Hurricane Sandy at peak intensity on October 25, 2012
Inside The Megastorm (Part 1)
Hurricane Sandy (unofficially referred to as "Superstorm Sandy") was the deadliest and most destructive hurricane of the 2012 Atlantic hurricane season, and the second-costliest hurricane in United States history. Classified as the eighteenth named storm, tenth hurricane and second major hurricane of the year, Sandy was a Category 3 storm at its peak intensity when it made landfall in Cuba. While it was a Category 2 storm off the coast of the Northeastern United States, the storm became the largest Atlantic hurricane on record (as measured by diameter, with winds spanning 1,100 miles (1,800 km)). Estimates as of 2015 assessed damage to have been about $75 billion (2012 USD), a total surpassed only by Hurricane Katrina. At least 233 people were killed along the path of the storm in eight countries.
Sandy developed from a tropical wave in the western Caribbean Sea on October 22, quickly strengthened, and was upgraded to Tropical Storm Sandy six hours later. Sandy moved slowly northward toward the Greater Antilles and gradually intensified. On October 24, Sandy became a hurricane, made landfall near Kingston, Jamaica, re-emerged a few hours later into the Caribbean Sea and strengthened into a Category 2 hurricane. On October 25, Sandy hit Cuba as a Category 3 hurricane, then weakened to a Category 1 hurricane. Early on October 26, Sandy moved through the Bahamas. On October 27, Sandy briefly weakened to a tropical storm and then restrengthened to a Category 1 hurricane. Early on October 29, Sandy curved west-northwest (the "left turn" or "left hook") and then moved ashore near Brigantine, New Jersey, just to the northeast of Atlantic City, as a post-tropical cyclone with hurricane-force winds.

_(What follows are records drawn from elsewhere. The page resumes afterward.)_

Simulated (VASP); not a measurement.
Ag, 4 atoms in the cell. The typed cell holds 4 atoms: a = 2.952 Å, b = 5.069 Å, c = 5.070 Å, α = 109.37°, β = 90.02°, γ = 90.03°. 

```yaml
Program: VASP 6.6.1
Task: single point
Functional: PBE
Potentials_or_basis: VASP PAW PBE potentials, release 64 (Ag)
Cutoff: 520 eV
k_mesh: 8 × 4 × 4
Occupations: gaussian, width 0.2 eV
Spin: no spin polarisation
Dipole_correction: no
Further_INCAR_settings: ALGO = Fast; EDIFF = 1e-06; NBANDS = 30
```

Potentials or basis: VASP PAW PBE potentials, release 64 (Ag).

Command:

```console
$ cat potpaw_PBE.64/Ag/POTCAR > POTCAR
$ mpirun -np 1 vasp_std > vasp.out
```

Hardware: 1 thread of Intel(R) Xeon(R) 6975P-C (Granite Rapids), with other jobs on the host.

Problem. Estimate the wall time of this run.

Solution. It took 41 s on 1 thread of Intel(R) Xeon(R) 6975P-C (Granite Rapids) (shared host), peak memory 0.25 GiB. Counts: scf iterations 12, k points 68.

In Jamaica, winds left 70% of residents without electricity, blew roofs off buildings, killed one, and caused about $100 million (2012 USD) in damage. Sandy's outer bands brought flooding to Haiti, killing at least 54, causing food shortages, and leaving about 200,000 homeless; the hurricane also caused two deaths in the Dominican Republic. In Puerto Rico, one man was swept away by a swollen river. In Cuba, there was extensive coastal flooding and wind damage inland, destroying some 15,000 homes, killing 11, and causing $2 billion (2012 USD) in damage. Sandy caused two deaths and damage estimated at $700 million (2012 USD) in The Bahamas. In Canada, two were killed in Ontario and an estimated $100 million (2012 CAD) in damage was caused throughout Ontario and Quebec.
In the United States, Hurricane Sandy affected 24 states, including the entire eastern seaboard from Florida to Maine and west across the Appalachian Mountains to Michigan and Wisconsin, with particularly severe damage in New Jersey and New York. Its storm surge hit New York City on October 29, flooding streets, tunnels and subway lines and cutting power in and around the city. Damage in the United States amounted to $71.4 billion (2013 USD)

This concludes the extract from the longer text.